Together they could quickly establish a settlement that was self-supporting.
One example of a family migrating into the town together to support each other was the four Gould sisters of Osbornville. They moved into the town with their families just before the Civil War. Cooperative work circles continued to be a feature of agriculture in De Kalb through the 1950’s.

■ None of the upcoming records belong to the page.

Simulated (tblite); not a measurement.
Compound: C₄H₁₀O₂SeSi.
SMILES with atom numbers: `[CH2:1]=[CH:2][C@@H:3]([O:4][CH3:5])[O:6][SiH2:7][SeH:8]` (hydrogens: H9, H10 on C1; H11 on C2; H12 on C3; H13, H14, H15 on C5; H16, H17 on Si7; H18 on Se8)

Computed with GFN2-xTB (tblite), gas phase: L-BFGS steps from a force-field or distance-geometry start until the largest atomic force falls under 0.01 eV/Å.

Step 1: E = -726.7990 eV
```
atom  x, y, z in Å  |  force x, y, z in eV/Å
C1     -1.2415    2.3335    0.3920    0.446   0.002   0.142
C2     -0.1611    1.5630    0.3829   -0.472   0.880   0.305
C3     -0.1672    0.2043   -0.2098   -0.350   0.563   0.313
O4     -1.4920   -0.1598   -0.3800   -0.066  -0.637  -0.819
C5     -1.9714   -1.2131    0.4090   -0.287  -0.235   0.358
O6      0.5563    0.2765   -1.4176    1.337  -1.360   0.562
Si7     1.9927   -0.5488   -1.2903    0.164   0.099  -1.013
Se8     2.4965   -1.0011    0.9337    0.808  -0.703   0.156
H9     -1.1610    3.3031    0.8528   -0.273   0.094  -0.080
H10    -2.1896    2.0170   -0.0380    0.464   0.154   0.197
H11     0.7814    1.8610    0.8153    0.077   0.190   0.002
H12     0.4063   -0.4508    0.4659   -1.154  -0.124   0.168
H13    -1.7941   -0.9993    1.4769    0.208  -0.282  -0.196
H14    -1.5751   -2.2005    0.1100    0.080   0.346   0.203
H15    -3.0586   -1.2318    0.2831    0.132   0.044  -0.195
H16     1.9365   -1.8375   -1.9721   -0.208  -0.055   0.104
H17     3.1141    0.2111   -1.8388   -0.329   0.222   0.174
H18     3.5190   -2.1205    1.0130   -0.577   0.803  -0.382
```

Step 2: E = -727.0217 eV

Examples of Early Farm Tools
Eric Sloane
The Town of De Kalb has unusually detailed early records of farming in the town gathered for the Potter Goff survey in 1814. There were 67 farms in the town in that year. In the ten years since the town was settled, the settlers had cleared 4,691 acres or almost 500 acres per year. Most houses were constructed of logs, while most barns were of the more time-consuming post and beam plank construction. This shows the importance early settlers placed on their farming enterprises. Since De Kalb is a stony place not all land was fit for cultivation. Much was used for pasture.
So what animals were present in 1814? 97% of the farms had at least one cow but few had more than 2. There were only 230 cows in the whole town. Only 58% of farms had horses but 85% had at least one yoke of oxen. When you work with oxen, you walk rather than ride. With the small number of horses, walking from place to place was a common mode of transportation. The most common domestic animal in the town was sheep with 1,010 reported. Pigs were about as common as cows with 261 on farms. In 1814, most of the town was still forested; only 7.3% of the land was cleared.

Eric Sloane
This early settlement period pre-dated the mechanization of agriculture that took hold in the 1850’s. Plows were wooden and cast iron, and easily broken. Harrows were spike tooth or just piles of brush pulled by domestic beasts to smooth the soil. Seed was broadcast by hand. Hay and grain were harvested with scythes. Abraham Fisk’s De Kalb account book from the 1820’s lists the repair and making of snathes (handles for scythes) as his major carpentry tasks performed in the summer months.

Eric Sloane
One of the few tools available then were fanning mills to separate chaff from the grain. Ichabod Arnold’s family was engaged in making fanning mills in the area by the early 1820’s.
Inexpensive mass-produced canning jars were not available until the 1850’s, so the food that was grown had to be dried or salted to preserve it. The winter diet consisted of cabbages, winter squash, turnips, beets, carrots and potatoes which could be stored in a root cellar. Or, as Rhobe Knight noted in a letter from De Kalb, 20 bushels of turnips were stored under a pile of hay in the yard. These items supplemented the salted and smoked meats, dried peas, beans, apples, maple sugar and flour.
In 1825 there were 766 people living in De Kalb. The town was still largely forested. There were 36 asheries in operation in the town. Asheries operated by burning trees and reducing the ashes to pearlash or potash. The settlers continued opening more land for grazing. There were 1,019 cattle in the town and 137 horses, but oxen still outnumbered horses. The number of sheep and hogs remained the same as ten years earlier. 4,449 yards of cloth were woven in the town in 1825.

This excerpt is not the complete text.